Tuesday, January 7, 2020

Getting Visceral

I was at the Y yesterday when the Silver Sneakers class started up.  There were three rows of chairs lined up on the basketball court with about 30 folks in my age range sitting there ready to go through their paces.  I couldn't help but notice their first exercise involved sitting in chairs with fists clenched and held in front of their bodies.  The instructor led them through a series of punching exercises to warm them up.  Some of the participants led with their left, others with their right.  One lady in the front row wasn't really able to lead with either hand.  Just the effort expended holding her hands up was enough to do her in.  At least she is trying to keep moving.  Give her credit for that.

But I am haunted by the boxing warm-up.  On the track above the basketball court, there is an alcove holding a punching bag and a body bag for anyone who would like to use them.  The only folks I have ever seen at the bags have been old men in ill fitting baseball hats busily punching out imaginary foes.  I'm sure a lot of the men at the bags are imagining they are beating the shit out of Muslims, or Democrats.

My mother bought me a punching bag when I was eleven years old in Estes Park.  My brother in law mounted it in the basement for me.  I was never quite sure why she gave me the bag.  I didn't ask for it.  I guess she thought that since I had no masculine influence in the house, a punching bag would help train me how to defend myself if the need ever arrived.

To this day, that need has yet to arrive.

When the bag first went up and I was presented with a brand new pair of boxing gloves, I went downstairs and gave a few tentative swings at the thing.  It was pretty easy and the bag did in fact bounce off the rim and make the kind of staccato pulse that pugilists in sweaty gyms would create, but after that there wasn't much else to recommend it.  The punching bag remained idle in my basement through my high school years.

And the thing is that I feel a little guilty about that.  I didn't do the manly thing and rise to the occasion with my punching bag.  And by extension, I have to believe there have been plenty other occasions where I haven't risen to the "man challenge."

Do you remember the Andy Griffith episode where Opie has entered all of the events at Field Day, to take place the end of the school year?  He can't sleep the night before, dreaming of all the first place ribbons he was going to win.  Of course, Field Day arrived and Opie doesn't  win a single ribbon, not even third place.  He is devastated and goes home to pout in his room.
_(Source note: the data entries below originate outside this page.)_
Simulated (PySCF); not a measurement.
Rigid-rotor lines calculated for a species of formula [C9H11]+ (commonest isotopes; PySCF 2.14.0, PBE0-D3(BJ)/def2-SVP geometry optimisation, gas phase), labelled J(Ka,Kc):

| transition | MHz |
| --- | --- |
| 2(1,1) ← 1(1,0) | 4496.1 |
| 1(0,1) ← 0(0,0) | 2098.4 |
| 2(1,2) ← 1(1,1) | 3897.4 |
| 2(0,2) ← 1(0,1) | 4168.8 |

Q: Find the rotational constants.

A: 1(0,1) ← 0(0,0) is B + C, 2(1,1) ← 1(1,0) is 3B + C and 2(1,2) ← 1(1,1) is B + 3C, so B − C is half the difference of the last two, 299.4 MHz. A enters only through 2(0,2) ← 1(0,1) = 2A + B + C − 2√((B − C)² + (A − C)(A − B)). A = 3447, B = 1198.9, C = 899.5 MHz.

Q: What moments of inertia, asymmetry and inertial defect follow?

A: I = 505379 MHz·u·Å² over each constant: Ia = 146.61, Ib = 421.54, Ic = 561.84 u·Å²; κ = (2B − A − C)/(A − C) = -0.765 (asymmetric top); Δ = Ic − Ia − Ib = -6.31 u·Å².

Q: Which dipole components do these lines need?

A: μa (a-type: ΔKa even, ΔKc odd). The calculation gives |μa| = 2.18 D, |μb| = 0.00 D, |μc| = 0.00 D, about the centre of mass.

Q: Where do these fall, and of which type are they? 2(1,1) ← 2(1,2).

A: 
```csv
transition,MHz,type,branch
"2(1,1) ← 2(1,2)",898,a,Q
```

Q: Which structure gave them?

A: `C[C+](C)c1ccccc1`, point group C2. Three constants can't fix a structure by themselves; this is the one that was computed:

Andy goes up to talk to him and lets him know that Opie's poor sportsmanship won't fly in the Taylor household.  "I'm disappointed in you," Andy says as he walks out of the room.

But it all turns out okay, because Opie shows up at the jail and lets Andy know that he has learned his lesson.  Andy gives him a huge hug as the show breaks for commercial.

I've never had a "man lesson" like that, at least not one from a real live man.  I've never been on the  son side of a father/son relationship.  If I went fishing, it was with my grandmother.  If I learned to shoot, it was . . .well, I never learned to shoot.  If I learned to own my behavior, it was from my mother, or aunt, or sisters, or grandmother.

I never learned to place a value on being tough.  That's why all the commotion over the drone attack on the Iranian general is so hard for me to take.

Should I be like a FoxNews sycophant and glory in my visceral reaction to a murder.  Should I get orgasmic over the prospect of destroying cultural sites in Iran?

Should I be proud that my country is getting Medieval on countries we don't like?

In a recent ATLANTIC the cover story was lamenting the state of American boys.  What kinds of things are we teaching them?  What kind of values are we inculcating?  The answers are not pretty.

I'm glad, I think, that I don't salivate over the prospect of beating up on another country.  I'm glad I weep when I read about what is happening at our border.

But I still feel inadequate when confronted by a bunch of guys my age at the Y who stand around belly to belly getting visceral rushes at the thought of taking someone out!  I'm supposed to pump my fist and be happy about some, by all accounts, incompetent general getting splattered all  over the tarmac of some distant airport.  Or shake my head knowing it serves them right, when I hear about another child's death at the border, when I hear about  a child screaming and hyperventilating when he gets pulled out of his mother's arms.

Sorry.  I just can't do that.

1 comment:

Anonymous said...


"A huge chunk of American gun culture basically boils down to a way for grown men to play soldier without ever having to actually put themselves in a harm's way. This image encapsulates a strain of modern masculinity that wants all of the "toughness," but none of the risk" can't help but think this applies to a lot of what you're talking about here, people posturing and trying to look tough, where they'd be petrified to step into a actual boxing ring or ever fire a gun at someone that could fire back.